Postseason: NCAA: Defeated Utah State 66-53, defeated UAB 85-63, defeated Oklahoma State 79-78, lost to Illinois 90-89 in the regional finals
Returning Players

No.Player Pos. Ht. Yr. PPG RPG APG
21 Hassan AdamsG/F6'4"Sr.
44 Bret BrielmaierF6'6"So.
12 Daniel DillonG6'3"So.
2I saiah FoxF6'9"Sr.
5 Jawann McClellanG6'4"So.
55 Ivan RadenovicF6'10"Jr.
13 Chris RodgersG6'4"Sr.
15 Mustafa ShakurG6'3"Jr.
33 Mohamed TangaraF6'9"Fr.
23 Jesus VerdejoG/F6'4"So.
54 Kirk WaltersC6'10"Jr.

Fresh Faces

No. Player Pos. Ht. Cl. School
11 David BaggaG/F6'6"Fr.Foothill Ranch, CA/Mater Dei
24 Fendi OnobunF6'6"Fr.Houston, TX/Alief Taylor
30 J.P. PrinceG6'7"Fr.Memphis, TN/White Station
3 Marcus WilliamsF6'7"Fr.Seattle, WA/Roosevelt

Williams is a versatile and gifted shooter who should make an immediate impact. The 'Cats hope he can be as productive as fellow Seattle products Jason Terry and Michael Dickerson once were. Prince, a 6-7 point guard, was impressive playing in Tucson's Summer Pro League while he attended summer school. Onobun played all over the court as a high school star. At Arizona, he'll probably settle in as a combo player, moving between power forward and wing forward. Bagga is a walk-on.
At 71, Lute Olson has made his Arizona program younger and more ambitious, answering inevitable inquiries concerning his retirement -- "not yet, not even close," he says -- by accelerating his pace.

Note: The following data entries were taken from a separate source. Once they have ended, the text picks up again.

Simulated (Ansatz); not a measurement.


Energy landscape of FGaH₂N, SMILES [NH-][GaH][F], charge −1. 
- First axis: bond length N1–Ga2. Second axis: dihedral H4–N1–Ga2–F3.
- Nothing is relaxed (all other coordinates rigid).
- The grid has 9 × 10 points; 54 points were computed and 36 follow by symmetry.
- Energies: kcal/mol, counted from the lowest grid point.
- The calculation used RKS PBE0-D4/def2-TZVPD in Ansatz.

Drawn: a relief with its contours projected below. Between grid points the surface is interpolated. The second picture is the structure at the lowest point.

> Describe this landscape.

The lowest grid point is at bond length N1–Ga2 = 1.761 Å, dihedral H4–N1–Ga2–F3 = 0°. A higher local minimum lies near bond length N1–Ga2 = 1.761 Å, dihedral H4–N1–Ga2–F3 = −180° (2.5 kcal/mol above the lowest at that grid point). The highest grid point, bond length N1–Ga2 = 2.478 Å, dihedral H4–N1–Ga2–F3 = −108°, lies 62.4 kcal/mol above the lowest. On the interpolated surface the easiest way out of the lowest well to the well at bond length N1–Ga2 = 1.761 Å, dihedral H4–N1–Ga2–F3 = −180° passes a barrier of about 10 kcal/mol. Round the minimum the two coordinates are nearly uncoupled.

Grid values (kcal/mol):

Rather than take the summer off, Olson established an elite camp, inviting many ex-Wildcats in the NBA back to Tucson as camp counselors, generating recruiting momentum.

He then remade his organization's image by hiring Miles Simon (30 years old), Arizona's MVP at the 1997 Final Four, and Reggie Geary (32 years old), a former All-Pac-10 guard at Arizona, as assistant coaches.

"You can't afford to sit back and feel good about what you've done," says Olson, who enters his 23rd season at Arizona. "This league is more competitive than ever. There is no place for feeling comfortable."


The immediate issue is replacing NBA lottery pick Channing Frye, a four-year starter and a two-time all-conference pick.

Rather than designate a starter, Olson is likely to use four players in the two inside power positions -- 6-foot-10 junior Kirk Walters, 6-9 senior Isaiah Fox, 6-10 junior Ivan Radenovic and redshirt freshman Mohamed Tangara, who missed most of his first season with a back injury.

"We like the versatility of that group," says Jim Rosborough, Arizona's associate head coach. "All four have a different way to play."

The key among the frontcourt players is Fox. A starter 20 times in his career, he fell into a slump last year. Olson benched Fox, rarely using him during meaningful situations. Now, Fox, who lost 30 pounds to get down to about 260, gets one last chance.


Junior point guard Mustafa Shakur has not met Arizona's nearly impossible standards for a point guard, a position played at the school by NBA standouts Mike Bibby, Gilbert Arenas, Steve Kerr, Jason Terry and Damon Stoudamire.

Shakur will engage in a preseason battle for his job with touted freshman J.P. Prince, a 6-7 Memphis prep All-American and cousin of Detroit Pistons star Tayshaun Prince.

"J.P. has long arms and is an aggressive player, attacking the basket," says 28-year-old assistant Josh Pastner. "He'll be a factor. He's going to be very good."

When Shakur was good during his sophomore year, he was dazzling. But between his bursts of excellence, he was notably ineffective. With good size and blazing speed, Shakur will be challenged for minutes for the first time in his career. The situation should result in strong point guard play once again for Olson.

The two wing positions are deep and talented. Splitting playing time among six players will create terrific practice competition.

Returning starter Hassan Adams will probably be Arizona's leading scorer and go-to player. With almost 1,300 points in his UA career, Adams is blessed with remarkable jumping ability and open-court speed. He'll have the incentive of playing for NBA Draft position in his final season in Tucson. As a bonus, he can also play power forward when necessary.

Jawann McClellan, a potential star, was pegged to be Arizona's starter at shooting guard, but was ruled academically ineligible for the first semester after failing a summer-school class. In '04-05, McClellan replaced Chris Rodgers as Arizona's sixth man in the NCAA tournament. The Cats can also turn to Rodgers, a defensive specialist; Jesus Verdejo, known for his shooting; Australian native Daniel Dillon; or prized freshman Marcus Williams.

Final Analysis

Olson has very high expectations for the Wildcats.

"This is a team that will have a great shot at the Pac-10 championship again," he says. "It will be the kind of team, because of the day-to-day fight for playing time, that will only get better and better."

But will the Wildcats have a big-game performer to replace the type of play Frye and Salim Stoudamire gave them last season?

"We've certainly got a lot of guys who are capable of taking on that role," says Rosborough.